Skip to content

Voice Server

The voice server accepts WebSocket connections from edge nodes (Raspberry Pi devices with microphones and speakers), handles speech-to-text, routes queries through the agent, and streams synthesized audio responses back.

Architecture

Edge Node (Pi + ReSpeaker)
    │  WebSocket (ws:// or wss://)
VoiceServer (missy/channels/voice/server.py)
    ├── DeviceRegistry    — node auth + pairing
    ├── PairingManager    — first-contact registration
    ├── PresenceStore     — room occupancy + sensor data
    ├── STTEngine         — faster-whisper transcription
    ├── TTSEngine         — Piper synthesis
    └── AgentRuntime      — same agent as CLI/Discord

Configuration

Add the voice: section to ~/.missy/config.yaml:

voice:
  host: "0.0.0.0"          # Listen on all interfaces
  port: 8765                # WebSocket port
  stt:
    engine: "faster-whisper"
    model: "base.en"        # Options: tiny.en, base.en, small.en, medium.en
  tts:
    engine: "piper"
    voice: "en_US-lessac-medium"

Binding to 0.0.0.0

Binding to 0.0.0.0 exposes the voice channel on all network interfaces. The server emits a voice.bind.warning audit event when this happens. For local-only use, bind to 127.0.0.1.

STT engines

faster-whisper (default)

faster-whisper provides fast, accurate transcription. Install the voice extras:

pip install -e ".[voice]"

Model selection affects accuracy vs. speed:

Model Size Speed Accuracy
tiny.en 39 MB Fastest Good for simple commands
base.en 74 MB Fast Good general purpose
small.en 244 MB Moderate Better accuracy
medium.en 769 MB Slow Best accuracy

TTS engines

Piper

Piper is a fast, local TTS engine. It runs as a separate binary (not a pip package).
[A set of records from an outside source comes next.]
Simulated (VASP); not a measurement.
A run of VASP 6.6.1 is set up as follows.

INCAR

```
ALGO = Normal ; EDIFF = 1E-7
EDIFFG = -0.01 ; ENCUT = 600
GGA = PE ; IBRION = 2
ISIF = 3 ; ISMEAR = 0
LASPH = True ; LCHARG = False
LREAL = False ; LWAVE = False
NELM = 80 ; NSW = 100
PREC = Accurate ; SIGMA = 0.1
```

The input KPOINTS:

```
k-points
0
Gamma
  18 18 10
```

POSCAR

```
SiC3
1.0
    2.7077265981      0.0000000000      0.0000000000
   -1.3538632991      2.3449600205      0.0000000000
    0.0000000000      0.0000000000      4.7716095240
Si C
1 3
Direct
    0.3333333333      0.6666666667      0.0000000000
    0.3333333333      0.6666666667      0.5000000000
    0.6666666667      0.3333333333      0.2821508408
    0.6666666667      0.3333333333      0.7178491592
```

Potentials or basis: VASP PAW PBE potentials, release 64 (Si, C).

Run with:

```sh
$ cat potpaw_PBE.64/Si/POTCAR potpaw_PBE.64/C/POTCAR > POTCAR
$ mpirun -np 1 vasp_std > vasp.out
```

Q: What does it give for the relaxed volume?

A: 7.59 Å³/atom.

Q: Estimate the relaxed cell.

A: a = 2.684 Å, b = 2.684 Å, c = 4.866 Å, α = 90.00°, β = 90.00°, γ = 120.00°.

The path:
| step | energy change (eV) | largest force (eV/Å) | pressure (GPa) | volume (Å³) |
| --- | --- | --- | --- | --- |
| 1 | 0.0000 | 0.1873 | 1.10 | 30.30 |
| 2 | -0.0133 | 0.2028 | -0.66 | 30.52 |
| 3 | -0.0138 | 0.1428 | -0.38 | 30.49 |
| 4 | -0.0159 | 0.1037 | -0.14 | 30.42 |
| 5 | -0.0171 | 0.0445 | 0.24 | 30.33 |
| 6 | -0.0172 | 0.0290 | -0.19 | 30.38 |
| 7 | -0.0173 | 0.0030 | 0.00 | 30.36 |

Install from the Piper releases page:

# Download and extract piper
wget https://github.com/rhasspy/piper/releases/download/2023.11.14-2/piper_linux_x86_64.tar.gz
tar xzf piper_linux_x86_64.tar.gz
sudo mv piper /usr/local/bin/

# Download a voice model
mkdir -p ~/.local/share/piper
wget -O ~/.local/share/piper/en_US-lessac-medium.onnx \
  https://huggingface.co/rhasspy/piper-voices/resolve/main/en/en_US/lessac/medium/en_US-lessac-medium.onnx

Server limits

The voice server enforces several safety limits:

Limit Value Purpose
Max audio buffer 10 MB Prevents memory exhaustion per connection
Max WebSocket frame 1 MB Limits individual frame size
Max concurrent connections 50 Connection flood protection
Auth timeout 10 seconds Closes unauthenticated connections
Sample rate range 8,000--48,000 Hz Rejects out-of-range values
Audio channels 1--2 Mono or stereo only

Starting the server

The voice server starts as part of the gateway:

missy gateway start --host 0.0.0.0 --port 8765

Check status:

missy gateway status
missy voice status

Testing

Test TTS synthesis for a specific edge node:

missy voice test NODE_ID --text "Hello from Missy"

Audit events

The voice server emits structured audit events for all operations:

Event Meaning
voice.bind.warning Server bound to 0.0.0.0
voice.connection.auth_ok Node authenticated successfully
voice.connection.auth_fail Authentication failed
voice.connection.rejected_muted Muted node tried to connect
voice.connection.closed Node disconnected
voice.audio.received Audio buffer received from node
voice.pair_request New device requested pairing